The ATO will be taking a close look at SMSF audit quality, and cost, as part of its 2016/17 compliance program.
“A key component of our program of work for 2016-17 is directed towards reviewing audit quality, with a focus on ‘low-cost auditors’,” James O’Halloran, ATO Deputy Commissioner Superannuation, told the CPA Australia National SMSF Conference.
“This follows industry concerns about whether the quality of audits from some low-cost providers is sufficient to meet industry standards.”
“We appreciate the number of factors that could explain the prevalence of low-cost providers, such as a competitive market, economies of scale, and systemisation or automation of elements of audits and offshoring arrangements.”
Mr O’Halloran said the ATO was pleased where low-cost auditors were producing quality work, but was also listening to industry concern that some auditors were not conducting quality audits, or not performing the audits at all.
“To date, we have found that even though advertised low costs are widespread, many auditors only advertise low fees as a starting point for basic audits which rise on a sliding scale for more complex work.”
“We’re more concerned with auditors who guarantee low-cost audits that don’t consider a fund’s complexity. We become even more concerned where this is coupled with guaranteed short turnaround times. It’s these features that alert us to conduct compliance checks.”
“No doubt it is in all our interests to ensure that auditors are undertaking quality and independent audits. Where we identify a low-cost auditor not completing quality audits we will take further action. We don’t want to see diligent auditors losing clients to these sorts of operators.”

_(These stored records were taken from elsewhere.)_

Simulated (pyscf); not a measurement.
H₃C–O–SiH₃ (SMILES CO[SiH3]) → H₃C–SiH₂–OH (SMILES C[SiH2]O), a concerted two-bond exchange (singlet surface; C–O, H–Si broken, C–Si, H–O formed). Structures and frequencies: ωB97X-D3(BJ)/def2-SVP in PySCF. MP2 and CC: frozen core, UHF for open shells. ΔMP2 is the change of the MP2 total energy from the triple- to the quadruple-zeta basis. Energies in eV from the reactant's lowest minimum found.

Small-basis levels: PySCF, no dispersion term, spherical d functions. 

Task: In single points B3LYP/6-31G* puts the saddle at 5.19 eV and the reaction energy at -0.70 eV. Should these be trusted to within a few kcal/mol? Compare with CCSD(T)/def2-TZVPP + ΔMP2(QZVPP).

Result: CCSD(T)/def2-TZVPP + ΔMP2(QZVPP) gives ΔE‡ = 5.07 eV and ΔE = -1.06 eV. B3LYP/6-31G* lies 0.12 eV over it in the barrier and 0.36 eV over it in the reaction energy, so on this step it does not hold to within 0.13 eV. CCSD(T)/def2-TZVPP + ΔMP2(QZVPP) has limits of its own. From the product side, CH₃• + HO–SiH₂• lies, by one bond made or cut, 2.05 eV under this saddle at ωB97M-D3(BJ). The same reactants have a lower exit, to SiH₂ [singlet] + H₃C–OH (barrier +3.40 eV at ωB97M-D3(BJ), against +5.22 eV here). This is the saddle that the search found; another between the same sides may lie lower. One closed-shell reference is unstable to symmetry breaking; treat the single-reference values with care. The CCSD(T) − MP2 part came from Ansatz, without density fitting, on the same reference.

In 2015/16 there was a 38% decrease in the number of funds with enforceable undertakings, the conference was told. However there was a 70% increase in the number of rectification directions issued by the ATO – likely reflecting a shift to the newer compliance power.
“Pleasingly, there was a small reduction in the number of trustees disqualified and a significant reduction in the number of funds made non-compliant; however, there was an increase of 54 percent educational directions,” Mr O’Halloran said.